Although, at the Tournament’s end, some need help getting off of the field, that evening’s Thanksgiving tables are abuzz with boasts of heroic plays, grudges revisited, and glorious victories.

Until next year, when we do it bigger and better.

Thursday, March 31, 2011

Regulator’s Burdensome Foreclosure Abuse Investigation Resolution “Proposal”

To resolve ongoing foreclosure abuse investigations, federal regulators and 50 state attorneys general recently proposed settlement terms to the 5 largest mortgage servicers ("Proposal").

The Proposal requires modification eligibility based on valuation formulas, bars simultaneous foreclosing and modifying of a residential mortgage, requires independent “modification denial” reviews, and sets forth requirements for foreclosure affidavits and internal policies to ensure settlement compliance.

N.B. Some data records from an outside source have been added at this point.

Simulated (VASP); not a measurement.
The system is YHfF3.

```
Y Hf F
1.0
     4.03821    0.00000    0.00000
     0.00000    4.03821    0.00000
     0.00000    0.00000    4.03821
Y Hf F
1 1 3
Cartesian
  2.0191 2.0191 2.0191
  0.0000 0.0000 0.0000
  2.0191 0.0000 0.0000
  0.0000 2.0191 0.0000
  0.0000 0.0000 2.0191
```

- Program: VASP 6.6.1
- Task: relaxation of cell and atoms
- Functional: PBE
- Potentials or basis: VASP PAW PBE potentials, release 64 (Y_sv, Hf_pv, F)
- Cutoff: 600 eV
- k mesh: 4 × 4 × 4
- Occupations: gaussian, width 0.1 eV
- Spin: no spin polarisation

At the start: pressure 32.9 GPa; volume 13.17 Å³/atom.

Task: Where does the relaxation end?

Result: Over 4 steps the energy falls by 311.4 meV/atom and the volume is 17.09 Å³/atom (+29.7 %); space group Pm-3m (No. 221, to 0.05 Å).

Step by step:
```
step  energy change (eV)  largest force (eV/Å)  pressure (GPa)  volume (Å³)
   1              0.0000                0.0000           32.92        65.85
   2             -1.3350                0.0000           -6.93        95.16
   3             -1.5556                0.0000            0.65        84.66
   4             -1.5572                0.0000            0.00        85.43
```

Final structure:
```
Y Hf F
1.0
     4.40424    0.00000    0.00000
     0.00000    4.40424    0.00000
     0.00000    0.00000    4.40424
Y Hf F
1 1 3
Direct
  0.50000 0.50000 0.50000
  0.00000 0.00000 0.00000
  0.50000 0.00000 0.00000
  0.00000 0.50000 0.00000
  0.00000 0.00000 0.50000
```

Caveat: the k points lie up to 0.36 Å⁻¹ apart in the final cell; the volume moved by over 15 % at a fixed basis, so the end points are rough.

The Proposal also creates significant oversight authority in the Consumer Financial Protection Bureau ("Bureau") including enforcing compliance with the Proposal’s terms, receiving information regarding servicers' loan modification policies and activities, and providing input into each servicers' Proposal compliance procedures.

Expands Modification Options and Independent Review of Modification Denials

Loss mitigation programs presently are voluntary either through independent agreements or federal initiatives like the Home Affordability Modification Program ("HAMP").

The Proposal requires servicers to offer some form of loss mitigation based on loan's "net present value" ("NPV") as defined by servicer and used in creating a “modification determination standard” of whether modification will lead to a greater NPV than foreclosure.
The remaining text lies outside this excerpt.